Bonfire Food & Drink brings the heat to the South Side | Pittsburgh City Paper

Bonfire Food & Drink brings the heat to the South Side

Chef Chris Bonfili’s new venture is full of originality, intrigue, and flavor

Bonfire Food & Drink brings the heat to the South Side
CP photo: Jared Wickerham
Roasted carrots and shishito peppers with a glass of pinot noir

Bonfire Food & Drink is new to Pittsburgh, but its chef is not. Head chef/owner Chris Bonfili is known (and loved) for Avenue B, a now-retired Shadyside restaurant. And, it’s clear from the expert craftsmanship behind Bonfire’s dishes why Avenue B is sorely missed.
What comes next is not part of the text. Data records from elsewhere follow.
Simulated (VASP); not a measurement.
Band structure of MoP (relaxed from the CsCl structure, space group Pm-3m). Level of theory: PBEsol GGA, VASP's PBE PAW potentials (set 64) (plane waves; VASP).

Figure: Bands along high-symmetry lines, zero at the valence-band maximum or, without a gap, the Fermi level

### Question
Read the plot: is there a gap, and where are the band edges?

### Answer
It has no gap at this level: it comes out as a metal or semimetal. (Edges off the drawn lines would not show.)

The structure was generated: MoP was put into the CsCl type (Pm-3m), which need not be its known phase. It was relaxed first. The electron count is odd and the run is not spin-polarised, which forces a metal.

Heading into Bonfili’s new South Side digs, my eyeroll was almost audible. It was one more eatery boasting a “wood-fired oven,” and I was sure Bonfili’s fresh take on fire wasn’t anything new. I expected more of the same tasteless, charred, gimmicky food. But from my first bite, it was clear that Bonfire was nothing of novelty. Bonfire isn’t just another wood oven, it has a menu bursting with originality.  

Part of a two-floor concept, the first floor hit the perfect middle ground between upscale and casual. (Bonfili plans on opening a reservation-based, elevated dining room on the second floor.) Groovy patterns adorn the booths, accented by muted blue walls. The open kitchen, a counter barely dividing Bonfili and his team from diners, fits in seamlessly with the decor, stacked stones neatly outlining the oven. 

Everything on Bonfili’s menu, from salmon to s’mores, was touched by fire. I chose to play the field, based on server endorsed dishes. I started with a few of Bonfili’s snacks — pork belly lettuce wraps, Brussels sprouts, the cheesesteak flatbread — and finished with the wood-fired salmon.

The Brussels sprouts were ridiculously tasty, dressed with a brown butter aioli, smoked grapes, and hazelnuts. Juicy, tender pieces mixed with tinged, toasty leaves while the tang-less grapes added a subtle sweetness. The aioli added a rich, nutty layer, rounding out the veggie flavor from the Brussels. 

The wraps were DIY, a mountain of ginger barbequed meat smothered in kimchi mayo plated alongside idle cups of iceberg lettuce. It missed a spicy zing from the ginger, relying on two heavy sauces — mayo and bbq — to carry the flavor. 

Bonfili’s flatbread was genuinely flat. Philly’s signature cheesesteak got an upgrade, the spongy crust covered in cheddar, shredded lamb shoulder, and decorated with peppers, onions, and greens. I was enamored with the vibrant, down-to-earth-flavor, a simple boost for the everyday cheesesteak. 

My salmon arrived beautifully perched on a bed of quinoa and cauliflower, emblazoned with a streak of curry hollandaise. The fish was gorgeous — not a char mark to be seen — flaking apart at each touch of a fork. Hollandaise brought a lush, creamy hit to its light components, subtly spiced with toasted curry.

Dessert was more play than substance, my deconstructed s’mores featuring chocolate cream, marshmallow fluff, and house-made graham crackers. It was a fun end, toying with the true notion of fire. 

Bonfire Food & Drink is more than just a wood oven. Plates are masterpieces, flirting with innovation, flavor, and flame. 

Favorite Features

1. Bathroom Wallpaper

Bonfire stays groovy, even in the bathroom. The wallpaper, a perfect backdrop for Instagram selfies (I totally took one), shimmers with metallic gold ferns.

2. Happy Hour

There’s nothing better than an actually good happy hour. Stop by during the week for $2 off all drinks and $3 off appetizers.

3. Projector

Why settle for a big-screen TV when you can watch the game on an even bigger screen? Bonfire uses a whole wall to cheer on ‘Burgh favorites.